2) I don’t have warm, fuzzy feelings for my children when I am pregnant with them.
I understand intellectually that they are there and that they are alive and that they are my children from the moment of conception, but I really don’t connect emotionally with them. I spend my pregnancies constantly checking the calendar and counting down the days to when I can expect to be done being pregnant so I can resume my alcohol consumption habits.
3) I also don’t have warm, fuzzy feelings for my children right after they’re born.
When the nurses hand me the baby, I smile because I’m supposed to, but inside I’m wondering how soon I can hand the baby off to someone else and not look at it again for a while.
What’s that look for? I just pushed out a baby! It’s only the most strenuous thing I’ve ever done, so forgive me if I’m a bit wiped and all I want to do is sleep. I’ll deal with the whole “I’m a mom now” thing later.
4) I wasn’t “ready” to be a mom.
Not in any sense of the word. I was 20 years old, not married, no college, and enjoying living alone when that pregnancy test came up positive. I didn’t even like kids. No way in hell did I want to be a mom. But here’s the thing – humans have a gestational period of about 9 months. Forty weeks if you count the ~2 weeks before conception even occurs. So by the time you start inexplicably puking and take the pregnancy test, you’ll probably have about 7 or 8 months notice before the baby is born. That’s more than enough time to prepare yourself. Not that you’ll FEEL ready at all, but it’s enough time to have the necessary logistics in place.

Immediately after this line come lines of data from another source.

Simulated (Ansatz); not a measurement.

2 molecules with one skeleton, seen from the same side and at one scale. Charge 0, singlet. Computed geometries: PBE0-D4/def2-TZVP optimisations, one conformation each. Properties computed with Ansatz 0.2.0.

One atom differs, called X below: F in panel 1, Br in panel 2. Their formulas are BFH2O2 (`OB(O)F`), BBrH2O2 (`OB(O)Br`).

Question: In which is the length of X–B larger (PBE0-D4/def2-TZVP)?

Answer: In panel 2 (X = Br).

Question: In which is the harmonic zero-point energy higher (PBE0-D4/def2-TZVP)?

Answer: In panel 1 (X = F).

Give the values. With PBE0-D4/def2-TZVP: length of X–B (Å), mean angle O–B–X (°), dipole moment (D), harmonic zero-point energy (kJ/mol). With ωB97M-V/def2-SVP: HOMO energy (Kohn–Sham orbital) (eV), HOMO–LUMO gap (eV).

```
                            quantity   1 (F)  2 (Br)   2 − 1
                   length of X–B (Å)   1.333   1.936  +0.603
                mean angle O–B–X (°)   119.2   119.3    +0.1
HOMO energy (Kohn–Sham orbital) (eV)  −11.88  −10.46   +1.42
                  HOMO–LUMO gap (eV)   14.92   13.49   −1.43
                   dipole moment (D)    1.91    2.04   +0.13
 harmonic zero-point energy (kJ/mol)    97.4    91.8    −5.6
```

5) The first month (or so) of taking care of a new baby is absolute hell.
There’s just no other way to put it. Have you heard that saying, “Love is a choice”? Well, loving my newborn babies was DEFINITELY a choice. A choice that I continually, purposely, determinedly made every minute of that first month while reminding myself that there was literally no other (ethically acceptable) option.
I WILL get out of bed. I WILL wipe the poop off the baby, and the changing table, and the floor, etc. I WILL put baby to breast. I WILL pick up and hold the baby when it cries.
The warm fuzzy feelings slowly developed beginning at around the six weeks or two month mark. Up until that point, everyone’s telling me “Congratulations! You must be so happy!” And I say “Thank you – yes we’re thrilled!” because it’s not socially acceptable to say, “Thank you – my life is a nightmare!”
6) Going along with the last point, learning how to breastfeed can be a pain.
My first time, I had a screaming baby virtually around the clock for about a week until she figured out how to nurse. I visited the lactation consultant three times. My second time, she was really gung-ho about nursing, and it took her a while to get the memo that she didn’t have to work THAT hard. My third time just hurt. A lot.
In my experience it takes about a week, but I have heard that for some people it takes about two weeks. Most people, when they get to the two-week mark, just say fuck it, switch to formula, and are instantly happier. And good for them.
I will say this, though – if you can get the nursing thing down, you have about 4 months where you can take the baby anywhere. And I do mean anywhere. Movie? Yup. Fancy restaurant? Absolutely. Bar? Well, I wouldn’t go that far. Mainly because people will look at you funny. The reason you can get away with this is because up until about four months or so, babies don’t really care if they don’t get to move around or play for a few hours. And if you’re nursing, you can just pop them on a boob if they start crying. Works like magic. Once you get to about 4-1/2 or 5 months, the baby will want to move around more, so definitely take advantage of the boob-solves-everything phase, especially if it’s your first baby.
So that’s me – what are your “things you’re not supposed to say” about your children?